Coal/water slurry and oxygen are reacted at high temperature and pressure to produce approximately 245 Btu/SCF syngas (LHV) in a Texaco gasifier. Molten ash flows out of the bottom of the gasifier into a water-filled sump where it forms a solid slag. The syngas moves from the gasifier to a radiant syngas cooler and a convective syngas cooler (CSC), which cool the syngas while generating high-pressure steam. The cooled gases flow to a water-wash syngas scrubber for particulate removal. Next, a hydrolysis reactor converts carbonyl sulfide (COS) in the raw syngas to hydrogen sulfide (H2S) that is more easily removed. The raw syngas is then further cooled before entering a conventional amine sulfur removal system and sulfuric acid plant (SAP). The cleaned gases are then reheated and routed to a combined-cycle system for power generation. A GE MS 7001FA gas turbine generates 192 MWe. Thermal NOx is controlled to 0.7 lb/MWh by injecting nitrogen. A steam turbine uses steam produced by cooling the syngas and superheated with the gas turbine exhaust gases in the HRSG to produce an additional 123 MWe. The air separation unit consumes 55 MW and auxiliaries require 10 MW, resulting in 250 MWe net power to the grid. The plant heat rate is 9,650 Btu/kWh (HHV).

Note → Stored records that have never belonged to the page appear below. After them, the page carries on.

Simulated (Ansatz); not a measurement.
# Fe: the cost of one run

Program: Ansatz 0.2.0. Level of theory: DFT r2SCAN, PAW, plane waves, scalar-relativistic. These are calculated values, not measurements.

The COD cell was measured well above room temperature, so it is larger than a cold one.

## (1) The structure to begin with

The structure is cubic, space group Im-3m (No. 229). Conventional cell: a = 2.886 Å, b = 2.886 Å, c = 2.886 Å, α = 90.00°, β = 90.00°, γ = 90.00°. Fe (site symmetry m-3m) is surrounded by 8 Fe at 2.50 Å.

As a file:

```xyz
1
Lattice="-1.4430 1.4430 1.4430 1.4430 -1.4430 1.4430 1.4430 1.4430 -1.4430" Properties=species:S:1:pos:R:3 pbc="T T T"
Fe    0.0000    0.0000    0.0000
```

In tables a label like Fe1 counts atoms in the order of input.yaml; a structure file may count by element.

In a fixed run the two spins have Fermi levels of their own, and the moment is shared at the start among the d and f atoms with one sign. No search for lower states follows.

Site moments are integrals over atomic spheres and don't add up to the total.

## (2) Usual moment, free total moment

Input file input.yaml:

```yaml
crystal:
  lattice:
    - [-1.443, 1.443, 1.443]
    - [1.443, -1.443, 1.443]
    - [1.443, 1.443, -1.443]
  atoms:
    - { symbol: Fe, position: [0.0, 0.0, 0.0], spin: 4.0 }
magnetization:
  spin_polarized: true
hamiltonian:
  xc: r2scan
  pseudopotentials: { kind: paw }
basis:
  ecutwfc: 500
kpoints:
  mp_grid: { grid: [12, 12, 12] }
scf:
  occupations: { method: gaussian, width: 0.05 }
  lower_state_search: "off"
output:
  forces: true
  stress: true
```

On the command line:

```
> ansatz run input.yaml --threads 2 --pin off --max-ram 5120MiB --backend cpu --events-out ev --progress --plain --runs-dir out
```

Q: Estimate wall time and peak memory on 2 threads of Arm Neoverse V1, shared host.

Tampa Electric Integrated Gasification Combined-Cycle Process Flow Diagram
Larger jpeg or wmf version
The PPS IGCC removed over 97% of feedstock sulfur when operated on low-cost, high-sulfur coal, petcoke, and coal/petcoke blends.
Typical NOx emissions were 0.7 lb/MWh, which were below the permitted limit of 0.9 lb/MWh and far below New Source Performance Standard (NSPS) NOx levels of 1.6 lb/MWh for electric utility units.
The PM emissions were typically less than 0.04 lb/ MWh, which is about 5% of those from conventional coal-fired plants equipped with electrostatic precipitation.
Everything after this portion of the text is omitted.